Highest and Best Use for 3.5 Acres Zoned Industrial?

3 Replies

I recently acquired a 3.53 acre vacant lot located in a county industrial park with easy access to power, water, electricity, etc.  It's located in a rural county in Nevada with ~ 10,000 residents.  I'm looking for ideas from more seasoned investors/builders/developers to figure out the best use for this property.  How much value is added to vacant land by just doing the basics of getting it professionally surveyed and getting utilities to the lot? 

I'm open to all ideas and suggestions.  Self-storage facilities seem to be booming everywhere these days, but I'm not sure the population of this county would support something like that.  Anyways, thanks in advance for your advice!

You are probably very limited as to what you can do in an industrial park. Check your local city codes as what the definition is and what are aloud building type/business types. Industrial is a lot different than business so depending on the city definition a storage facility might not work there or only under a special conditions permit. Also with a population that small you might be right that a S.S. might not be viable. You will need to figure out what your city is lacking and try to fill the holes or find something they didn't know they where lacking. Either way you either find or create a demand.
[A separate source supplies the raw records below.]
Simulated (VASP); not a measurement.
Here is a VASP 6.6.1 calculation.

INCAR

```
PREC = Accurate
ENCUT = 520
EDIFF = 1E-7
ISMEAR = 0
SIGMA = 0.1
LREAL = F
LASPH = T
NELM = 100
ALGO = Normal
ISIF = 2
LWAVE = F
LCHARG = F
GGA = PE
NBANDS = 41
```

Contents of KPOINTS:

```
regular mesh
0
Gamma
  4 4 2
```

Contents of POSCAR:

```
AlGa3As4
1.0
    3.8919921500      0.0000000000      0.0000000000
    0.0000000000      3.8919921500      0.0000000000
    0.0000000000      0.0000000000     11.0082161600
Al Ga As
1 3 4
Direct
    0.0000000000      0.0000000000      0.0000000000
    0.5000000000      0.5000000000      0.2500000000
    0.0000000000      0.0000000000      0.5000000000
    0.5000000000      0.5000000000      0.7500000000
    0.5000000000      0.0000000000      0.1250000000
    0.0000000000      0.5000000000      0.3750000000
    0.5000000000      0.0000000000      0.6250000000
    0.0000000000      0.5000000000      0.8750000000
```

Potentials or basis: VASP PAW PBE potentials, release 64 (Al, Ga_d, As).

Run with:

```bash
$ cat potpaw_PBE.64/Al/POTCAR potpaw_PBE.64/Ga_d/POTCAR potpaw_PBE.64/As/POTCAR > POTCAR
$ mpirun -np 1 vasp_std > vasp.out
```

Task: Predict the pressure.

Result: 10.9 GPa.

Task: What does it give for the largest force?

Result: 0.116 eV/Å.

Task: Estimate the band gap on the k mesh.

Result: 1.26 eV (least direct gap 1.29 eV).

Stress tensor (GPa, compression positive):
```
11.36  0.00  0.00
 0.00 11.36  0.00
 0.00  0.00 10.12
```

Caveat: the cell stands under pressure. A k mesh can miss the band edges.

As for survey and stuff thats basically a waste of money until you are dead set on what you are going to do. It adds no value to the land and doubtful you would even break even with. Those types of things just come with dealing with developments. Bringing utilities in is basically the same thing. You might be able to up the sale price but you'd be lucky to break even, especially if utilities are not close by to begin with.

Oh and if you haven't thought about financing a new build you need to. It is not the same as financing a buy of a built building. 

Hey Tyson, I'd look at the UDO for the municipality. That will tell you what type of construction the specific industrial zoning will allow. Once you have that list, go down it and see what might be the most profitable, or the one you're most interested in doing. Let's pretend it's storage. 

Self-storage costs about $20 - $25 per foot to build, maybe a little more depending on what you want to build. See how much square feet of storage you can fit on your parcel given the ordinances (setbacks, etc.). This is a rough estimate, so it's better to underestimate how much you can fit to see if the numbers work. 

Next look at the competition. 

Currently, there are 7 to 8 feet of storage per person available in the U.S. If the population within a 3 mile radius of your parcel is 10,000 people, that tells me the area can support roughly 70K to 80K of self-storage. That is not a hard number but a good place to start.

Next use the measuring tool on your local GIS, or maps application on your desktop, and measure the buildings of each facility within a 3 mile radius of your parcel. Then total the square feet (yes, I'm serious :)). It's tedious to do, but that will tell you the supply of storage. Search for all the facilities within a 3 mile radius of your site and call them to see if they have availability. If they're full, then demand might be a little higher than 70k to 80k sf. If they're not full, demand may be softer.

Now look at their rents for each size unit. Using that you can determine if the rents at your potential facility will be high enough to cover the cost of construction and turn a profit. 

Hope that makes sense. If you have a little cash to burn, I would recommend getting your parcel surveyed and having utilities located. Then work with an engineer or landscape architect familiar with storage to see what size facility is feasible. If I were to take a guess, I'd say you can fit about 25K to 30k sf. of storage on 3 acres, but that depends on the building requirements for storage of your municipality. 

I hope that helps!

PS--there are easier ways to figuring out the feasibility and supply-demand, but that's the DIY of doing it without paying a dime.